South Korean President Lee Jae-myung has ordered the exclusion of government officials who own multiple properties from any involvement in housing and real estate policymaking, a policy innovation that raises questions about conflicts of interest in governance and whether similar measures might be adopted in other nations grappling with housing affordability crises.
The directive, announced Sunday, targets officials who own expensive unoccupied properties or what the administration characterizes as "excessive" holdings. Those individuals will be barred from participating in discussions, policy formulation, reporting, and approval processes related to housing and real estate matters.
"Escaping the real estate republic is a central task for the grand transformation," President Lee stated in remarks announcing the policy. "There cannot be even a 0.1 percent flaw or hole regarding property policy."
The measure represents an unusually direct acknowledgment that policymakers' personal financial interests may compromise their ability to craft policies serving the broader public interest—a tension that exists in most democracies but is rarely addressed through formal exclusionary measures.

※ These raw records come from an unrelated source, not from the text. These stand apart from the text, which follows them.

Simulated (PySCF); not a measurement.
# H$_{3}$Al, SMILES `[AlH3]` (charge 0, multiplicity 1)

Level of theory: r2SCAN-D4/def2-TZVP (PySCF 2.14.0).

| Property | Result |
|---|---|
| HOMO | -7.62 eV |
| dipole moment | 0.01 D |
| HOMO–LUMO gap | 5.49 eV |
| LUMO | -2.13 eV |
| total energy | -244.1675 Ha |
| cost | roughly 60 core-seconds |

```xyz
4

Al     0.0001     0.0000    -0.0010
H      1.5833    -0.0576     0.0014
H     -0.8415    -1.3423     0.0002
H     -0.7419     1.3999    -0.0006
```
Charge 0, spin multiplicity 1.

Lee carefully distinguished between criticizing citizens who own multiple properties and holding government officials accountable for designing systems that enabled speculative real estate investment. "I'm not criticizing people who own multiple homes," he explained. "But public officials who created or turned a blind eye to these systems and then exploited them should face exclusion and potential sanctions."
The policy emerges from South Korea's severe housing affordability crisis, where property prices in Seoul have increased by more than 70 percent over the past decade while wage growth has remained largely stagnant. Young South Koreans face particular hardship, with average apartment prices in the capital now exceeding 20 times median annual income—among the most extreme ratios globally.